Contract-to-Contract Interaction
Contract-to-Contract Interaction in GenLayer allows developers to create more complex and modular Intelligent Contracts by enabling communication between different contracts. This feature is crucial for building scalable and composable decentralized applications, allowing contracts to read from and write to other contracts.
Please note that this feature is experimental and will be subject to changes in the near future.
Key Features of Contract-to-Contract Interaction
The Contract-to-Contract Interaction provides several powerful capabilities:
1. Cross-Contract Reads
Contracts can read data from other contracts, allowing for the sharing of state and information across different parts of your application.
2. Cross-Contract Writes
Contracts can initiate state changes in other contracts, enabling complex multi-step operations that span multiple contracts.
3. Modular Design
By separating concerns into different contracts, developers can create more maintainable and upgradable systems.
4. Composability
Contracts can be designed to work together, creating more powerful and flexible applications by combining different functionalities.
How to Use Contract-to-Contract Interaction in Your Contracts
To use Contract-to-Contract Interaction in your Intelligent Contracts, you'll use the Contract
class to interact with other contracts. Below are the details of how to use this feature.

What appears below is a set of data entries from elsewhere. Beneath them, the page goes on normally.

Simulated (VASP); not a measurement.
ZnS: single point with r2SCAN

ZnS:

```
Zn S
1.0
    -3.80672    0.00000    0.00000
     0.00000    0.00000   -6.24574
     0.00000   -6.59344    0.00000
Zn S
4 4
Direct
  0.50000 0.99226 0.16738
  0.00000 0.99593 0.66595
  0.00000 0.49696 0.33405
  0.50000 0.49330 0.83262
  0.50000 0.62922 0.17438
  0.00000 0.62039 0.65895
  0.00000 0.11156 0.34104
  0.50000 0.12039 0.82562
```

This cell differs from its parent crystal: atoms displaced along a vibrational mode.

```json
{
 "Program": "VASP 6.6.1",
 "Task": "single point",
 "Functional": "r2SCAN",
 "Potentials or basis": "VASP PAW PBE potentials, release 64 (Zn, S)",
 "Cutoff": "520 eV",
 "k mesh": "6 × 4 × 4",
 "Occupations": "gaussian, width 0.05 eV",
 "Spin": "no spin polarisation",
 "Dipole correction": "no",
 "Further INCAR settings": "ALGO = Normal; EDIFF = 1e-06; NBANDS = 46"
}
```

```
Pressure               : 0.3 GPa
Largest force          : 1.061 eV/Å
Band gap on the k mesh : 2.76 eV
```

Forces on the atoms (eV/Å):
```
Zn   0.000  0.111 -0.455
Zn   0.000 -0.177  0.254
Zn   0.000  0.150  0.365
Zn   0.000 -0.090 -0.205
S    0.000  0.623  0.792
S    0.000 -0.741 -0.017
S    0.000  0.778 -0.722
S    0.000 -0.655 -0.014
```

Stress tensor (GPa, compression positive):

Creating a Contract with Cross-Contract Interaction
Here's an example of a contract that interacts with an ERC20 token contract:
# { "Depends": "py-genlayer:test" }
from genlayer import *
@gl.contract
class TokenInteraction:
token_contract_address: Address
def __init__(self, token_contract_address: str):
self.token_contract_address = Address(token_contract_address)
@gl.public.view
def get_balance(self, account_address: str) -> int:
return gl.ContractAt(self.token_contract_address).view().get_balance_of(account_address)
@gl.public.write
def transfer_tokens(self, to_address: str, amount: int) -> bool:
return gl.ContractAt(self.token_contract_address).emit(gas=100000).transfer(to_address, amount)
Key Methods for Contract-to-Contract Interaction
1. Reading from Another Contract
To read data from another contract, create an instance of the Contract
class and call its methods:
token_contract = gl.ContractAt(self.token_contract_address)
balance = token_contract.view().get_balance_of(account_address)
2. Writing to Another Contract
To initiate a state change in another contract, call a method that modifies its state:
token_contract = gl.ContractAt(self.token_contract_address)
success = token_contract.emit(gas=100000).transfer(to_address, amount)
3. Handling Multiple Contract Interactions
For more complex scenarios involving multiple contracts:
@gl.contract
class MultiContractInteraction:
token_contract: Address
storage_contract: Address
def __init__(self, token_contract: str, storage_contract: str):
self.token_contract = Address(token_contract)
self.storage_contract = Address(storage_contract)
@gl.public.write
def complex_operation(self, account: str, amount: int, data: str) -> bool:
token = gl.ContractAt(self.token_contract)
storage = gl.ContractAt(self.storage_contract)
# Read from token contract
balance = token.view().get_balance_of(account)
if balance >= amount:
# Write to token contract
token.emit(gas=100000).transfer(self.address, amount)
# Write to storage contract
storage.emit(gas=100000).store_data(account, data)
return True
return False
Best Practices for Contract-to-Contract Interaction
- Security: Always validate inputs and check permissions before allowing cross-contract interactions.
- Error Handling: Implement proper error handling for cases where called contracts might revert or throw exceptions.
- Upgradability: Consider using upgradable patterns if you need to change contract interactions in the future.
- Testing: Thoroughly test all contract interactions, including edge cases and potential vulnerabilities.
By leveraging Contract-to-Contract Interaction, you can create more sophisticated, modular, and powerful Intelligent Contracts in GenLayer. This approach enables better separation of concerns and can lead to more maintainable and scalable decentralized applications.